The 3D localization precision is quantified by the covariance matrix. As the matrix contains only diagonal entries, the variance of each estimator is sufficient to measure the precision. To obtain error bars for the variances, we divide the raw data into 20 groups assuming repeated experiments.

3.2 Experiment results

The experimental results related to imperfect Gaussian mode are summarized in Fig. 4. Our algorithm is referred to as Model A. As a comparison, we employ another widely used localization MLE algorithm, referred to as Model B, as described in Ref. [46]. The key distinction between the two models lies in Model B’s consideration of a Poisson noise source \(N_{b}\) while neglecting the contribution of \(N_{c}\). Additionally, Model B treats N and \(N_{b}\) as unknown parameters, and offers direct estimation of \(\theta =(x_{e},y_{e},w(z_{e}),N,N_{b})\). As the sub-CFIm of \(\theta =(w(z_{e}), N, N_{b})\) contains non-diagonal entries, N and \(N_{b}\) can often be thought of nuisance parameters [57].

Figure 4
figure 4

Comparison between the 3D localization precision of imperfect Gaussian mode for (a) \(x_{e}\) (b) \(y_{e}\) and (c) \(z_{e}\) position using different MLE algorithms. The theoretical results (lines) are determined by the CRB and the experimental results (points) are obtained using MLE

As illustrated in Fig. 4, the ultimate localization precision is given by the QCRB, while CRB of ideal intensity detection reaches QCRB at the focus and the Rayleigh range. The presence of noise diminishes the precision achievable with the ideal CRB. To address this issue, the practical CRB can be obtained using the statistical models, as discussed in detail in the Additional file 1. With increasing the distance between the detection plane and the focal plane, the SNR decreases, widening the gap between the practical CRB and the ideal one. By employing a more refined statistical model, Model A accurately predicts the CRB. Conversely, Model B provides a significantly non-tight CRB due to noise misspecification, specifically the Poisson assumption overestimating the variance of the noise. Both algorithms obtain similar precision in the lateral direction, see Fig. 4(a)-(b). However, as the distance increased, substantial discrepancies in the variance of axial localization become apparent, as shown in Fig. 4(c). We infer that these discrepancies may be attributed to nuisance parameters and model mismatch, which often result in reduced algorithm precision [47, 58]. The inaccurate estimation of \(w(z_{e})\) occurs due to the biased estimations of N and \(N_{b}\) when there exist PSF mismatches caused by aberrations (Fig. S2(a) (Additional file 1)). The limitation of Model B in achieving the axial CRB has also been observed in previous works [25, 46]. These results align with our intuition that a more refined model, taking into account more characteristics of the experimental apparatus, enhances the algorithm’s precision and robustness against model misspecification and mismatches.

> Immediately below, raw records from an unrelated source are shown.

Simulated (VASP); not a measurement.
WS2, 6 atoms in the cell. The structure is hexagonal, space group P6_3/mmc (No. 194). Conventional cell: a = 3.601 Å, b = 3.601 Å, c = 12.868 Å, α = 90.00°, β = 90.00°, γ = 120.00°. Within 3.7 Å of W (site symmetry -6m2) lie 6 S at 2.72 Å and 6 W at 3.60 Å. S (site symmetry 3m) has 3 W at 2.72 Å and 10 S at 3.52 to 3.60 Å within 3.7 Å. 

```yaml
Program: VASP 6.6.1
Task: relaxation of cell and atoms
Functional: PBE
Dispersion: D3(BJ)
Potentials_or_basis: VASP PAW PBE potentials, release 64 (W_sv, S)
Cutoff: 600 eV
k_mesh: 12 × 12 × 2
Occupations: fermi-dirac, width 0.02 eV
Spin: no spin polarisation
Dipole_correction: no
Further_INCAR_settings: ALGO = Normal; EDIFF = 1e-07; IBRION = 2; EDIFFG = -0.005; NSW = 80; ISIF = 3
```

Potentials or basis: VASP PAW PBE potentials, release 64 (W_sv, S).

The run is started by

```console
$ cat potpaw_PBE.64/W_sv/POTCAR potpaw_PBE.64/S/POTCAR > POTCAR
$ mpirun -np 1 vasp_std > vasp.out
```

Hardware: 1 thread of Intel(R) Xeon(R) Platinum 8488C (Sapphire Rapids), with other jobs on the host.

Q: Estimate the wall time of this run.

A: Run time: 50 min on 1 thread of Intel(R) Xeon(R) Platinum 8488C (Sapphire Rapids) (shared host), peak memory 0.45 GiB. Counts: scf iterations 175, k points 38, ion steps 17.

The experimental results of 3D localizing a set of LG modes are presented in Fig. 5(a)-(c). The images are captured at \(10\mu \text{m}\) intervals within a \(100\mu \text{m}\) range, while the Rayleigh range is approximately \(52.71\mu \text{m}\). By ensuring modulation accuracy and efficiency, continual improvement in 3D localization precision can be achieved using higher-order modes. Specifically, for the highest-order mode \(LG_{12}\) generated in our experiment, the variance of the lateral localization is \(0.86\times 10^{-3} \text{mm}^{2}\) and the variance of the axial localization is \(0.25\times 10^{3} \text{mm}^{2}\). In comparison, the \(LG_{00}\) mode, which serves as the classical benchmark, achieves a lateral localization precision of \(2.03\times 10^{-3} \text{mm}^{2}\) and an axial localization precision of \(7.28\times 10^{3} \text{mm}^{2}\) under the same detection conditions. The results exhibit a enhancement of up to two-fold in lateral localization precision and up to twenty-fold in axial localization precision when employing LG modes. However, the deleterious effects of pixelation and noise will be exacerbated in higher-order modes (Fig. S4 (Additional file 1)). It is imperative to assess these potential limitations in order to achieve the anticipated precision improvement. Additionally, we present the results of the axial localization experiment for the rotation mode in Fig. 5(d), along with the constituent modes \(LG_{00}\) and \(LG_{20}\). Instead of changing the axial distance of the detector plane, a series of holograms are utilized to simulate the propagation of the light field. By performing a pre-calibration of the beam waist, our algorithm enables direct estimation of 3D coordinates. In the vicinity of the focal plane, the CFI of LG modes approaches zero, with their lateral intensity distributions seldom changing during propagation. Moreover, the likelihood function of LG modes exhibits the same values in two axial positions, leading to an ambiguous axial position estimate of ±z. In contrast, rotation modes exhibit a unique and easily detectable rotation angle \(\Delta \phi (z_{e})\) as they propagate [33, 39]. This characteristic eliminates the ambiguity of ±z and greatly improves the precision of axial localization. The experimental results highlight the exceptional precision in the axial localization achieved with the rotation mode in the near-focus region, surpassing that of the LG modes.

Figure 5
figure 5

Experimental results of LG modes and the rotation mode with the lateral localization precision of (a) \(LG_{l=0,p=\{0,1,2\}}\) modes and (b) \(LG_{l=1,p=\{0,1,2\}}\) modes as well as the axial localization precision of (c) \(LG_{l=\{0,1\},p=\{0,1,2\}}\) modes and (d) the rotation mode. The theoretical results (lines) are determined by the CRB and the experimental results (points) are obtained using MLE

4 Conclusion

In summary, our research provides both theoretical and experimental evidence showcasing the exceptional potential of LG and rotation modes for 3D super-localization. To address practical challenges, we develop an iterative MLE algorithm that effectively estimates the 3D positions of point sources with the best possible precision determined by the CRB. By incorporating a refined noise statistic model, our algorithm improves the robustness and generalizability of the localization process, offering significant advantages in scenarios with low SNR and aberrations.

While higher-order or intricate superposition modes demonstrate theoretical advantages in ideal intensity detection, practical experimental imperfections pose challenges in realizing these benefits with PSF engineering and intensity-based strategies. Therefore, when exploring and optimizing the final effective resolution, the practical CRB provided by our algorithm can serve as a reliable benchmark for evaluating precision improvements. Our work builds a bridge between the quantum estimation framework and practical microscopy algorithm, fostering promising advancements in 3D super-resolution microscopy.